Polyamory Doesn’t Change How Partners Should Deal With Mental Illness
Polyamory is not a cure-all. Having a significant other — or more than one –doesn’t change brain chemistry.
I’m polyamorous. I enjoy being polyamorous.
But I’m still mentally ill.
And, not surprisingly, people don’t understand that.
As much as the “your partner cannot fix you narrative” seems to be understood in monogamous relationships, that particular logic goes out the window when you’re polyamorous. All of a sudden, if you’re polyamorous and in a relationship (or two or three!), you have no right to vent about being hurt. All of a sudden, because you have a few someones to come home to instead of one, you should shut up and be thankful.
What makes this narrative different for people? Don’t the same rules apply? Isn’t it just plain facts that your mental health won’t be changed overnight? What about the polyamorous person who is single and in the dumps — does that not apply as well?
This narrative does not change, regardless of the amount of people you’re dating.
Despite me being polyamorous and being in a loving relationship with the only person I’m seeing, I still suffer from a lot of trauma as a survivor of abusive relationships. I still suffer from gender dysphoria. I still have flashbacks that trigger my feelings of loneliness and isolation. I still constantly feel unlovable and unwanted.

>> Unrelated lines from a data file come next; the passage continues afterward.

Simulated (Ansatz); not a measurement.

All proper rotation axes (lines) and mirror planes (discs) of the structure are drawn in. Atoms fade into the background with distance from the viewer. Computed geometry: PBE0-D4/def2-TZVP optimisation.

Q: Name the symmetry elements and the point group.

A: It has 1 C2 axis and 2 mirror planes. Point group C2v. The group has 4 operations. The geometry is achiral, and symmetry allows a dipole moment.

Many times I have thought to myself, “How the hell am I still feeling this way, despite being in a loving relationship? How am I feeling this way when my partner is cuddling me and wiping my tears? I’m so fucked up; I still manage to feel this way.” But I have to constantly remind myself that mental illness and trauma does not stop when you start “getting better” or when you start meeting people that you can see in your life forever.
Understandably, folks will have to constantly remind me that the amount of friendships and the romantic relationships I foster show the opposite of my feelings. But this is an example of someone’s relationship status not being able to change their feelings of loneliness and hopelessness when they have been recovering and struggling for so long.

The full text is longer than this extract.